- The Standing Committee on Agriculture (Chair: Mr. P. C. Gaddigoudar) submitted its report on ‘Pradhan Mantri Fasal Bima Yojana – An Evaluation’ on August 10, 2021. Under Pradhan Mantri Fasal Bima Yojana (PMFBY), farmers are provided with insurance cover for crops against all non-preventable natural risks. Key observations and recommendations of the Committee include:
- Participation of states: The Committee noted that some recent revisions in the scheme guidelines may lead state governments to withdraw from it. The Committee has recommended revising amendments which: (i) prohibit states which delay the release of subsidies (beyond specified timeline) from participating in the scheme, and (ii) mandate state governments to bear the entire subsidy for areas/ crops which have a higher premium rate than the specified rates. The Committee further noted that several states such as Bihar and West Bengal have withdrawn from the scheme, while Punjab never implemented it. It attributed this to financial constraints and low claim ratios during the normal seasons. It recommended enacting measures to increase participation by states.
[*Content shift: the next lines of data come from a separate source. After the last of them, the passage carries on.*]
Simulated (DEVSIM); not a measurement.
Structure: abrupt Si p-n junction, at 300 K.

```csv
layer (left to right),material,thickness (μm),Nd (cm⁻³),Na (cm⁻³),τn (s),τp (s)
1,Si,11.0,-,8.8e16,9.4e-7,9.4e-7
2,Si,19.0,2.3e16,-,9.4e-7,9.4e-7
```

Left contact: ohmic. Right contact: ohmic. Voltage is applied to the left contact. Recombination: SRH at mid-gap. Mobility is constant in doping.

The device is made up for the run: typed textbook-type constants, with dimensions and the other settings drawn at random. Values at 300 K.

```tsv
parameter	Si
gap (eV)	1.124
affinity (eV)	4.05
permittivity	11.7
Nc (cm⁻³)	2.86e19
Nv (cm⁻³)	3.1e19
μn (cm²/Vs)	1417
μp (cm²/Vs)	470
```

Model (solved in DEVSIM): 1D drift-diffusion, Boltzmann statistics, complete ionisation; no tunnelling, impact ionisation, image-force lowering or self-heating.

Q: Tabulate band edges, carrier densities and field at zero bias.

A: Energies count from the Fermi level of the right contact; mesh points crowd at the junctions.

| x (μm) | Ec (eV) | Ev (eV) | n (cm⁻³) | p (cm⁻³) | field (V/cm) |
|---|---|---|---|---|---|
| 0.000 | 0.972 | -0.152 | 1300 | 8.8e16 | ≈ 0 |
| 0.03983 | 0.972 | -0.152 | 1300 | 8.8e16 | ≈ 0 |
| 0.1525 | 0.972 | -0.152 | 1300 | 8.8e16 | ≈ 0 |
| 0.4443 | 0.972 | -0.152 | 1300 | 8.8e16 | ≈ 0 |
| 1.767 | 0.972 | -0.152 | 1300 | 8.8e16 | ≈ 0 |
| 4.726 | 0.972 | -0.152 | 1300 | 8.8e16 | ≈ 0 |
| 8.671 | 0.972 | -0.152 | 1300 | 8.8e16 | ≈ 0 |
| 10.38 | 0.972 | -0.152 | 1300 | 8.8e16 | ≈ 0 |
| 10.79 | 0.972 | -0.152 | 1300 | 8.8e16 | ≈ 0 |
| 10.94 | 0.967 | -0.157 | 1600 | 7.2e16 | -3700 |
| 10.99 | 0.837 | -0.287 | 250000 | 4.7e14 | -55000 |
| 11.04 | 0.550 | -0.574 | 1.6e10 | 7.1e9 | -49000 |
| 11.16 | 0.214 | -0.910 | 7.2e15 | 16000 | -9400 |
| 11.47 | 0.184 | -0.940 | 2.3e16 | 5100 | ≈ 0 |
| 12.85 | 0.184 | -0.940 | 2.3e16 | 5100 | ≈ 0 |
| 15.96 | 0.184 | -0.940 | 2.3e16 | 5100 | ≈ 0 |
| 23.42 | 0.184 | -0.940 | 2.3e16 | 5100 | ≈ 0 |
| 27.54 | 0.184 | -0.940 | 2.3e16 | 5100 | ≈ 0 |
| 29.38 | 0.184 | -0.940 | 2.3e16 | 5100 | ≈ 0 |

- Coverage: The Committee noted that farmers who have taken loans may opt out of the scheme by submitting a declaration form. However, due to lack of awareness, several farmers do not submit the requisite form and face mandatory deduction of premium from their bank accounts. It recommended amending this provision to require such farmers (who have taken a loan) and want to avail the scheme to opt in separately.
- Delays in settlement: The Committee recognised delays in settlement of insurance claims as one of the biggest challenges in implementation of the scheme. It noted that the delays may be due to factors such as: (i) late release of yield data and premium subsidy by states, (ii) yield-related disputes between insurance companies and states, and (iii) non-receipt of account details of farmers. It recommended addressing these issues using technology and the coordination of all institutional mechanisms. It also recommended implementing a timeline for settlement of claims by insurance companies. In cases where delays are caused by failure of the state governments to pay subsidy, it suggested returning the premium with interest to farmers within a fixed time frame.
- Insurance companies: The Committee observed that insurance companies are required to have a functioning office in each tehsil. However, they are non-existent in several districts. It noted that these offices are crucial for farmers to mitigate the problems faced in availing the scheme benefits and suggested uploading the contact details of their officials on the insurance portal.
- Penalties for companies: The Committee noted that delays in taking action against defaulting insurance companies have been observed. It attributed this to procedural complications and recommended effectively penalising defaulters in a time-bound manner.
- Grievance redressal: The Committee noted that only 15 states and union territories have notified Grievance Redressal Committees at both the state and district level, as mandated under the scheme. It recommended ensuring the formulation of these Committees in all other states. It also suggested the Department of Agriculture and Farmers’ Welfare to nominate local public representatives (including Members of Parliament) in the district-level Committees to ensure accountability. It noted that the Department of Agriculture and Farmers’ Welfare does not have data on grievances received and resolved and recommended recording such data. It also suggested establishing a toll-free helpline number to address queries of farmers.
- Technological interventions: The Committee noted that yield-related disputes and delayed transmission of yield data are a major reason for delays in settlement of claims. It noted that this data is provided by state governments based on crop cutting experiments which are highly time consuming and labour intensive. To address this, it recommended the adoption of smart sampling techniques by all states using technological interventions such as satellite data or use of drones. Further, the Committee recommended regular monitoring of utilisation of 3% of administrative expenses. These funds are earmarked for developing infrastructure and technology.
- Corporate Social Responsibility (CSR): The Committee noted that the scheme does not mandate insurance companies to spend the share of their profits going towards CSR in the districts from where profits are earned. The Committee recommended adding a provision to enable this.